From: David Hildenbrand <david@redhat.com>
Let's add variants to be used where "full" does not apply -- which will
be the majority of cases in the future. "full" really only applies if
we are about to tear down a full MM.
Use get_and_clear_ptes() in existing code, clear_ptes() users will
be added next.
Reviewed-by: Baolin Wang <baolin.wang@linux.alibaba.com>
Signed-off-by: David Hildenbrand <david@redhat.com>
Signed-off-by: Dev Jain <dev.jain@arm.com>
---
arch/arm64/mm/mmu.c | 2 +-
include/linux/pgtable.h | 45 +++++++++++++++++++++++++++++++++++++++++
mm/mremap.c | 2 +-
mm/rmap.c | 2 +-
4 files changed, 48 insertions(+), 3 deletions(-)
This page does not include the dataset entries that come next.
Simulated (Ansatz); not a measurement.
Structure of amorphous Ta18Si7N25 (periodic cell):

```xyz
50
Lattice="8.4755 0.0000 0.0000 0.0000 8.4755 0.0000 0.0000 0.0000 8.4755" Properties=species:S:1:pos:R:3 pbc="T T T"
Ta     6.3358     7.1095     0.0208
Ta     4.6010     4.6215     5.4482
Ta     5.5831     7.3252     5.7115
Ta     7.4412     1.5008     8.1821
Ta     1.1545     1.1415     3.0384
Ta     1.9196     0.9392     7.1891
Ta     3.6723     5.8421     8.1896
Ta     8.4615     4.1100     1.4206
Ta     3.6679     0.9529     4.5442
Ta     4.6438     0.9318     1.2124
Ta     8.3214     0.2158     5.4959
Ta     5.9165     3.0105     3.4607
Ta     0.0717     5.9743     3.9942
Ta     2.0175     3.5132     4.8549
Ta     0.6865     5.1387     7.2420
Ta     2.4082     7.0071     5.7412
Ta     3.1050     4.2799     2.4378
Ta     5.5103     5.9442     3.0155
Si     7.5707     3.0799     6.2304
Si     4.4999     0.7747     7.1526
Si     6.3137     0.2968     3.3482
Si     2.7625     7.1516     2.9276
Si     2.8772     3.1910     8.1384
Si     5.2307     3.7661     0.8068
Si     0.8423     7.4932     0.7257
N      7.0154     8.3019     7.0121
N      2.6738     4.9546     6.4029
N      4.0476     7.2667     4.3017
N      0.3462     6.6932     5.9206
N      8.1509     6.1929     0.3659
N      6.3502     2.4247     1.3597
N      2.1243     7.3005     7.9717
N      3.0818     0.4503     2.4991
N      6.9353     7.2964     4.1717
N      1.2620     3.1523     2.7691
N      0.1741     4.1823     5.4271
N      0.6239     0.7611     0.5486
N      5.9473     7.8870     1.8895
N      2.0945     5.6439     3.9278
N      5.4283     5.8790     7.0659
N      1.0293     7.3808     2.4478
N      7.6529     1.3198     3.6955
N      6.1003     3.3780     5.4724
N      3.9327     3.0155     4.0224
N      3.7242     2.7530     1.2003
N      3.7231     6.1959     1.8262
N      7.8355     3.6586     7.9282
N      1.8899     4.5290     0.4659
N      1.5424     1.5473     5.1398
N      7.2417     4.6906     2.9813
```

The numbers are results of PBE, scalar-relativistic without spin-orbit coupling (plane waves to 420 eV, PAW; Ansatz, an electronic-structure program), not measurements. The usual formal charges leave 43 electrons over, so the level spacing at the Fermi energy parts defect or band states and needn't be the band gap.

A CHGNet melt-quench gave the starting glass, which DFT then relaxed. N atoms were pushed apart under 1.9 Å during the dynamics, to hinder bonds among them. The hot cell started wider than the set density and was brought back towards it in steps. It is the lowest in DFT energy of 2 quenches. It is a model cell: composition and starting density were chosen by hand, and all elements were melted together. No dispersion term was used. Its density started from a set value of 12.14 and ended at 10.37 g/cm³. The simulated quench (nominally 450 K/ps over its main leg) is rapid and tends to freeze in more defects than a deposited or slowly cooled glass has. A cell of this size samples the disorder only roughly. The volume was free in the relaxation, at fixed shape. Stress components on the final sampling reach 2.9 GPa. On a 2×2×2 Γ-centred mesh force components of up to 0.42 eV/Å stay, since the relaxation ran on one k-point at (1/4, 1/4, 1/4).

diff --git a/arch/arm64/mm/mmu.c b/arch/arm64/mm/mmu.c
index abd9725796e9..20a89ab97dc5 100644
--- a/arch/arm64/mm/mmu.c
+++ b/arch/arm64/mm/mmu.c
@@ -1528,7 +1528,7 @@ early_initcall(prevent_bootmem_remove_init);
pte_t modify_prot_start_ptes(struct vm_area_struct *vma, unsigned long addr,
pte_t *ptep, unsigned int nr)
{
- pte_t pte = get_and_clear_full_ptes(vma->vm_mm, addr, ptep, nr, /* full = */ 0);
+ pte_t pte = get_and_clear_ptes(vma->vm_mm, addr, ptep, nr);
if (alternative_has_cap_unlikely(ARM64_WORKAROUND_2645198)) {
/*
diff --git a/include/linux/pgtable.h b/include/linux/pgtable.h
index e3b99920be05..4c035637eeb7 100644
--- a/include/linux/pgtable.h
+++ b/include/linux/pgtable.h
@@ -736,6 +736,29 @@ static inline pte_t get_and_clear_full_ptes(struct mm_struct *mm,
}
#endif
+/**
+ * get_and_clear_ptes - Clear present PTEs that map consecutive pages of
+ * the same folio, collecting dirty/accessed bits.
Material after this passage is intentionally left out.